Godel's incompleteness theorems also proved that it's impossible for a system to prove its own consistency. If a logic is consistent, it is therefore not possible to prove both a statement and its negation to be true. The uncertainty of consistency is in no way identical to inconsistency, as your friend claimed.

The rather complex issue of translating ethics and politics into formal logic is not entirely relevant to Godel's work. The issue with real-life disagreements, generally speaking, is that people tend to operate under different sets of axioms. Take for example the debate between a theist and an atheist. The theist's axioms contains the statement "God exists" along with some characteristics of that god, presumably, whereas the atheist's axioms will include the statement "God does not exist". Therefore they are coming to conclusions originating from nonidentical sets of axioms, and there for are using two nonidentical logics. So to try and logically analyze and compare their arguments doesn't make any sense, you can't mix together two different systems of logic. It is perfectly conceivable that the theist's argument is just as valid as the atheist's despite the contradictions of their conclusions. This at least concerns why analyzing opposing arguments concerning real life issues with physical manifestations isn't sensical.

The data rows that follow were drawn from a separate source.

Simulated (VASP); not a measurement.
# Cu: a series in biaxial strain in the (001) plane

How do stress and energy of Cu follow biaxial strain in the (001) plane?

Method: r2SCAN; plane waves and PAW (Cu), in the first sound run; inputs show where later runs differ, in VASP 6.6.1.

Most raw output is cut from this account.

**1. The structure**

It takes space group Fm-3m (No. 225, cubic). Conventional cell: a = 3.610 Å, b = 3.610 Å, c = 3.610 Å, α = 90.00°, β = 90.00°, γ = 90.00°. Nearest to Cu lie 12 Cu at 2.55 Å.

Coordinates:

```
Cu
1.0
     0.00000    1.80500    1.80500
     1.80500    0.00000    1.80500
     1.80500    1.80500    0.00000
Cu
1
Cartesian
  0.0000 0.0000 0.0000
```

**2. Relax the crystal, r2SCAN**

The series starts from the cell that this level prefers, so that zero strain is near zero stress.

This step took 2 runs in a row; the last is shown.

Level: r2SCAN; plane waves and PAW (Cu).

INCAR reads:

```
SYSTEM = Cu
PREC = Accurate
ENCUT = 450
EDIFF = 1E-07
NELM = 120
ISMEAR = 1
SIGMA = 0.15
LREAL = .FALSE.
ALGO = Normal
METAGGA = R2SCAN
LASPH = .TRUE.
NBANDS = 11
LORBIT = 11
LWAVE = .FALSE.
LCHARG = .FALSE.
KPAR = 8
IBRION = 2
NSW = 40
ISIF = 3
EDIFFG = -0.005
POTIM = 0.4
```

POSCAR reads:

However, concerning the argument of an individual without comparison to others, there is more to be gained as well as more to be said about Godel's theorems. Assuming this person has a describable set of axioms and does not make logical errors within this system, then it is quite conceivable that the system may be formalized. Once formalized, and considering human can count, it is reasonable to assume this system can operate on the naturals. Therefore it is subject to Godel's incompleteness theorems. What does this mean though, in actuality? How does this manifest itself in the real world? Godel's theorem claims the existence of true statements which can not be proven to be true. Maybe under one person's axioms the statement "cats ought to eat human flesh" is true but cannot be proven to be so. It's inconceivable and arguably irrelevant really the possibilities. The reason I call it irrelevant is because this lies in the realm of humans and human biases and behavior. Humans will not posit some unjustifiable statement to be true. They themselves will not believe it nor will anyone else, and because of the nature of axiomatic logic and the difference in axioms all humans seem to have, it wouldn't even apply to anyone else, necessarily. I realize there are exceptions, namely the case where somebody uses illogical justification to claim a statement true, although I find the chances of this being one of these sought out unprovable but true statements quite low, and my point on irrelevance to other humans still stands.

Alongside all this it's important to note that not human has a well-defined set of axioms that they can ever completely state in explicit logic. Humans are simply too human to understand exactly what the foundations of their reason is, if it's consistent, complete, or contradictory. Interestingly enough, there are ways to find and talk about (from my understanding, this specifically is not something I'm well-educated in) unprovable but true statements in computer science. I've heard from others in my studies that in some areas of the field it's actually quite a significant and well-understood issue. So theoretically, if humans could have a well-defined set of axioms for their reason, these person-specific Godel statements may be better understood. Although like I said, that's not possible.

Your question touched on a lot of interesting concepts in the field of logic and I hope they served you well in your learning. With that said, it is clear to me that you and your friend have minimal education in the field of logic and I would highly encourage you to study more as to better understand these grandiose topics you're trying to critique.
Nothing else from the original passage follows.